C# generics：如何将当前类的类型作为参数传递

Question

I would like to

1. Move my OnModelCreating to the base class and
2. Call modelBuilder.Entity<T> without explicitly specifying the T. I would just like to say, the 'current class' (meaning in this example UserType as it is UserType on which the index needs creating)

public class BaseLookupEntity : BaseEntity
{
    [Key()]
    [DatabaseGenerated(DatabaseGeneratedOption.None)]
    public override int Id { get; set; }

    //...

}

public class UserType: BaseLookupEntity
{
    internal static void OnModelCreating(ModelBuilder modelBuilder)
    {
        // unique 
        modelBuilder.Entity<UserType>()
            .HasIndex(c => c.Enum)
            .IsUnique();
    }

}

Answer 1

class someBaseClass
{
    public void Foo<TInferrConcreteDerivedTypeCallingThisMethodHere>()
}

No, thats not possible, and if you understand how generics works you'd see why. Generic types are not resolved at runtime (excluding dynamic and reflection scenarios), all generic type parameters are resolved at compile time. Therefore, there is no way the compiler can know what the real type of TInferrConcreteDerivedTypeCallingThisMethodHere is from within SomeBaseClass without running the code.

Inheritance is a red herring here, the same issue arises with the classical example of statically unknown types:

void Foo<T>(T t) { ... }

object o = GetSomeRuntimeObjectIDontKnowTheTypeOf();
Foo(o); T is inferred

Can you guess what T is inferred to? You can narrow it down to two options: Foo<RuntimeTypeOfUnkownObject> or Foo<object> ? If you have doubts, run it and figure it out.

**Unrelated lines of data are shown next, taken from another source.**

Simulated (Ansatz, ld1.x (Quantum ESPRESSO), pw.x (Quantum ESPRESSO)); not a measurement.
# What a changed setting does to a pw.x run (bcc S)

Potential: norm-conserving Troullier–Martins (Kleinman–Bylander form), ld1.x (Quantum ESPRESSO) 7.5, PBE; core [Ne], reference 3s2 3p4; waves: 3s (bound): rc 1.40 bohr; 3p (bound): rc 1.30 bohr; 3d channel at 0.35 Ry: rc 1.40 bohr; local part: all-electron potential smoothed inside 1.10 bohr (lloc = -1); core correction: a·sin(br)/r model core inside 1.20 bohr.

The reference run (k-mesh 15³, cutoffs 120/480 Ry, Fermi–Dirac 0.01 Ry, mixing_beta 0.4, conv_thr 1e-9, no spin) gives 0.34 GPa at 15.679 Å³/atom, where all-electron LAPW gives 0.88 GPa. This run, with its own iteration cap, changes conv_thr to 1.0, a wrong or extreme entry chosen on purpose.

Also, as far as type inference goes, a rule of the thumb, whenever you have a generic method with a signature similar to:

void Foo<T>(/*no arguments from which T can be inferred*/)

or even

T Foo<T>(/*no arguments from which T can be inferred*/)

T can not or will not be inferred.

Answer 2

You would want to make your base class generic as well in that case

public class BaseLookupEntity<T> : BaseEntity where T : BaseLookupEntity<T>
{
    [Key()]
    [DatabaseGenerated(DatabaseGeneratedOption.None)]
    public override int Id { get; set; }

    internal static void OnModelCreating(ModelBuilder modelBuilder)
    {
        // unique 
        modelBuilder.Entity<T>()
            .HasIndex(c => c.Enum)
            .IsUnique();
    }
}

public class UserType: BaseLookupEntity<UserType>
{
}

Answer 3

There is in-built support for decoupled (from DB context) configurations. Your configuration class must implement IEntityTypeConfiguration<T> interface .

Then you can easily apply configurations inside your DbContext 's OnModelCreating method using ApplyConfiguration<T> method .

Your example, could look like:

public class CustomDbContext : DbContext
{
    protected override void OnModelCreating(ModelBuilder modelBuilder)
    {
        modelBuilder.ApplyConfiguration<UserTypeConfiguration>(new UserTypeConfiguration());
    }
}

public class UserTypeConfiguration : IEntityTypeConfiguration<UserType>
{
    public void Configure(EntityTypeBuilder<UserType> builder)
    {
        builder
            .HasIndex(c => c.Enum)
            .IsUnique();
    }
}

Note: I can't try your inheritance chain, but it should work out of the box, if you do:

Answer 4

Using generics, you can't.

Generics are evaluated at compile time, but as your base class will have multiple sub classes, the type will only be known at runtime.

There is an overload for ModelBuilder.Enity that accepts a System.Type object, which can be used at runtime, so you could use that in your base class.

Personally i would do this in your DbContext and list all the base classes individually eg

private void MapLookupEntitity<TLookup>(DbModelBuilder modelBuilder) where TLookup : BaseLookupEntity
{
    // unique 
    modelBuilder.Entity<TLookup>()
        .HasIndex(c => c.Enum)
        .IsUnique();
}

protected override void OnModelCreating(DbModelBuilder modelBuilder)
{
    MapLookupEntitity<UserType>(modelBuilder);
    MapLookupEntitity<AnotherType>(modelBuilder);
    // map some more..
}